Kenyatta Walker holds a Buccaneer jersey up for the first time
Old Coaching Mates Dueling over Moss? … More from Kenyatta Walker … First-round timing
What might the Buccaneers have done at pick number 21 in the first round, had their trade efforts to move upward not come to fruition?
Well, if it was up to Mr. Dungy, the Bucs would have leapt at the chance to get Miami WR Santana Moss.
Okay, not that Mr. Dungy. While Head Coach Tony Dungy will probably keep the Bucs' original plans under wraps, his youngest son Eric, wore his emotions on his sleeve all week.
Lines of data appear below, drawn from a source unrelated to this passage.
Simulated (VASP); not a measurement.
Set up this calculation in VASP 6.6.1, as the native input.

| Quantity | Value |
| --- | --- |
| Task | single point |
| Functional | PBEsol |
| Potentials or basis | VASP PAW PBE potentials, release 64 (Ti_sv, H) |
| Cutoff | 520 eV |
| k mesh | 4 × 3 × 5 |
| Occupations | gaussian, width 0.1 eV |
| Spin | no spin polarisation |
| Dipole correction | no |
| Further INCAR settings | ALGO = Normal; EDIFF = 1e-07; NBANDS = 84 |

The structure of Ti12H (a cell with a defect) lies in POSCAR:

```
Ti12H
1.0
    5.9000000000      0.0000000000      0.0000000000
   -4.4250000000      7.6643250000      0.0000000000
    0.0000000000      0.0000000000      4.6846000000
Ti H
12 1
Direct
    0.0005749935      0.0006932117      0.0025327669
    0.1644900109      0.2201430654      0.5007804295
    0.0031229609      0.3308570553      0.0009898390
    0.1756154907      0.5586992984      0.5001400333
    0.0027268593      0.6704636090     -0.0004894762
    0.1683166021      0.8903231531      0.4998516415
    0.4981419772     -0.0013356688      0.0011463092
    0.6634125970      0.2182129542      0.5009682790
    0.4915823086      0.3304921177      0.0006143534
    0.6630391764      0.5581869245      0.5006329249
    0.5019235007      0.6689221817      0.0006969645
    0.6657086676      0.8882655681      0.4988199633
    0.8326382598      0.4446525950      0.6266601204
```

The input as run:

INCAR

According to the elder Dungy, Eric has been lobbying hard for Moss. Whether or not the Bucs were actually interested in the diminutive Hurricane playmaker, Coach Dungy doubted he would still be on the board at the 21st pick. The problem, in terms of inter-family relationships in the Dungy household, is that former Buccaneers' coach Herman Edwards might be the one to gum up the works. The Bucs believed – correctly, as it turns out – that Edwards, new Head Coach of the New York Jets, was very interested in Moss.
"I told Herm it would break Eric's heart if they got Moss before us," said Dungy with a laugh.
It all became a moot point, of course, when the Buccaneers swung their blockbuster deal with Buffalo to get into Walker territory. Edwards and the Jets also moved up minutes later to grab Moss, trading with Pittsburgh to jump from 19th to 16th.
That move indicates that Moss was a hot commodity in the mid part of the opening round, despite his relative lack of size (5-9.5, 185 pounds). In discussing Edwards' new weapon, Dungy admitted his stature was an issue, but felt his play-making abilities would make him a quality professional, a la Warrick Dunn.
"He's played in big games and he's always stood out," said Dungy.
Kenyatta Walker was in New York when he found out he was headed to Tampa. As one of the consensus top players available, Walker was at draft headquarters in Madison Square Garden for the proceedings. When the Buccaneers made him the 14th player taken overall, Walker stepped to the main draft podium and held the Buccaneers' jersey aloft.
Meanwhile, Buccaneer officials Rich McKay and Tony Dungy were describing Walker's finer points to the assembled media at One Buccaneers Place.
Roughly 30 minutes later, the two sides came together when Walker called to speak to the Tampa Bay press for the first time. Some of the highlights of the interview:
On dropping to the 14th spot: "Yeah, I was a little surprised but just like on Sunday anything can happen. Today anything happened. When I really got worried I was on the podium shaking the commissioner's hand. So it really worked out fine."
On something to prove after dropping: "I was going to have something to prove anyway just by being a high draft pick. Right now being a rookie, you have something to prove regardless and I just want to prove something to the team that picked me, to show everybody on their staff they were right, that I am a great player and to be in Tampa Bay for a very long time."
On his combine interview with Tony Dungy and Rich McKay: "I felt very comfortable. I felt they were very satisfied and happy. It showed that they saw what they liked by coming to get me and if you think about it, maybe they could have waited for the 21st pick, I might have still been there. So you never know. I just feel real good right now."
On the emotions of the draft: "I feel like I can breathe again, I can finally relax. I know the type of schedule I'm going to be on and my team and now this is when the hard work is going to start. It's time to get in shape and be ready for the NFL."
On comparing himself to Texas OT Leonard Davis: "I think we are two different players. He's the bigger, stout type of guy and I'm more of the athletic type of guy. Still Leonard is a great player and I tip my hat to him. But if you look at me and him we are two different type of players that came out of two different systems. He's a great player."
On his upcoming contract negotiations: "It's very important for me to get in there and get it settled. I need to get in there and get the playbook and learn how they run things. Me being in Florida is a positive thing, just being right down the street in Gainesville and knowing Florida I feel like I'm basically going back home."
Baltimore concluded the first round of the 2001 NFL Draft by selecting Arizona State TE Todd Heap. It was 4:32 p.m. EDT at the time.
Earlier, Atlanta had gone on the clock at 12:14 p.m. EDT and quickly used the first pick to select Virginia Tech QB Todd Heap. That means the first round took a total of four hours and 18 minutes to complete.
Despite a number of trades, this year's first round was a model of efficiency compared to last spring. The 2000 NFL Draft needed five hours and 30 minutes to complete the first round, more than an hour longer than 2001.